Books and reviews : "Hungarian October : between Red Cross and red flag : the 1956 action of the International Committee of the Red Cross"
30-06-1997 Article, International Review of the Red Cross, No. 318, by Simone Delorenzi
Simone Delorenzi , Faculty of Social and Political Sciences, Lausanne University
Isabelle Vonèche Cardia, L’Octobre hongrois: entre croix rouge et drapeau rouge. L’action du Comité international de la Croix-Rouge en 1956, Brussels, Éditions Bruylant, 1996, xvi + 183 pp.
The history of the ICRC is well recorded up to the end of the Second World War. The whole period of the Cold War, however, which both impeded the work of the ICRC by placing major or even insurmountable obstacles in its way and provided the framework for an unprecedented expansion of its activities, has not yet been adequately studied. This book by Isabelle Vonèche Cardia, which reviews the operation mounted during the dramatic events that shook Hungary in 1956, is an important contribution to the history of the ICRC during the Cold War. Her account of that operation, which was one of the rare occasions when the ICRC was authorized to intervene directly in the Eastern bloc, reveals the problems that stemmed from the incompatibility of the Red Cross mandate with Communist ideology, from involvement in a highly propagandistic environment and from the difficult relations with the Soviet Union, which was extremely distrustful of anything from the West. The operation was also exceptional in terms of the scale of the assistance provided at a time (from the post-war years to the 1960s) when the ICRC generally had great dif ficulty in raising funds. The enthusiastic response of donors clearly demonstrates how much was at stake in this particular humanitarian initiative, which was the only way in which the West could support the Hungarian insurgents.

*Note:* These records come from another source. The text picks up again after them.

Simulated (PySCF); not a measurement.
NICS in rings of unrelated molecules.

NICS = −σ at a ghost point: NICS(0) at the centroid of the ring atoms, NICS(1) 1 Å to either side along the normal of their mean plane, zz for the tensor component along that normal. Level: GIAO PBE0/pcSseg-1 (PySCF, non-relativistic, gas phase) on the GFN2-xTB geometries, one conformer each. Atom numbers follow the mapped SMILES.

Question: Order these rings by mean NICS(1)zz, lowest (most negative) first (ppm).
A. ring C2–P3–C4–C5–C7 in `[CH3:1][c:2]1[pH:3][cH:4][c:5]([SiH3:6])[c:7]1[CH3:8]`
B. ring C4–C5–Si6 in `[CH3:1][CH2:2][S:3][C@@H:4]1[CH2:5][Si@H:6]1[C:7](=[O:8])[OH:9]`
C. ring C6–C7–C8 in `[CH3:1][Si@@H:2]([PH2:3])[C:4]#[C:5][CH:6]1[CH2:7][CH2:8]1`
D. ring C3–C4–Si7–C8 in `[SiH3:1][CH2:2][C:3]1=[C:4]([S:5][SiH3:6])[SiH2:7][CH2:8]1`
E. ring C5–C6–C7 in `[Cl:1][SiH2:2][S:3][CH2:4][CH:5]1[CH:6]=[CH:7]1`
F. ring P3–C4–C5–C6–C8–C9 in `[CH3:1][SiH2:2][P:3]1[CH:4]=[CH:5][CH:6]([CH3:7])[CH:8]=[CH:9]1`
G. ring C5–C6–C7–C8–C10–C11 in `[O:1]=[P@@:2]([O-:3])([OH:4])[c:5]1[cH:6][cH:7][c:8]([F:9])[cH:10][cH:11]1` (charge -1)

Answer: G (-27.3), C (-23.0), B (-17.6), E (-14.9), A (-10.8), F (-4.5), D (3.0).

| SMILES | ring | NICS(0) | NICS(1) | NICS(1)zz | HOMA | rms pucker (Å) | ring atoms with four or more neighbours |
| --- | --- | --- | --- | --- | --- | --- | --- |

Thanks to painstaking historical research based on contemporary sources and archival material, the book recreates the entire operation so that we relive in vivid detail the problems as they were perceived by the delegates and by members of the Committee (the ICRC’s governing board), the choices that arose and the action that was taken. The author begins by setting the scene, describing the constraints imposed on the ICRC by its tense relations with the Soviet Union and the latter’s relationship as a Great Power with Hungary. The subsequent account of the operation itself is divided into three periods, according to the form assumed by the ICRC presence in Hungary and the different types of activity undertaken. This approach brings out a basic contradiction: whereas the Kremlin had adopted an attitude of rejection and outright defiance vis-à-vis the Red Cross, it nevertheless accepted its assistance and hence its presence in Hungary. However, its approval remained strictly limited inasmuch as the ICRC was not authorized to carry out its traditional protection activities.
Reacting very swiftly to the appeal launched by the Hungarian Red Cross in the early days of the unrest in Budapest and taking advantage of the immediate influx of relief supplies to Vienna, the ICRC was very rapidly able to channel a substantial amount of aid into Hungary and distribute it there. Although the borders were closed to it after the second Soviet intervention, it was authorized to resume its work once the situation had been brought under control. Attempts by the ICRC to provide protection, which had been difficult from the start owing to the confusion prevailing in the party’s deci sion-making bodies, were stonewalled by the newly installed authorities. However, its approaches met with some success among the insurgents, who allowed the delegates to visit their civilian detainees and welcomed their initiatives. This disparity probably reflects the fundamentally contradictory expectations vis-à-vis the ICRC of the parties involved in that the insurgents needed the very type of legitimization and international support that could be conferred by Western assistance.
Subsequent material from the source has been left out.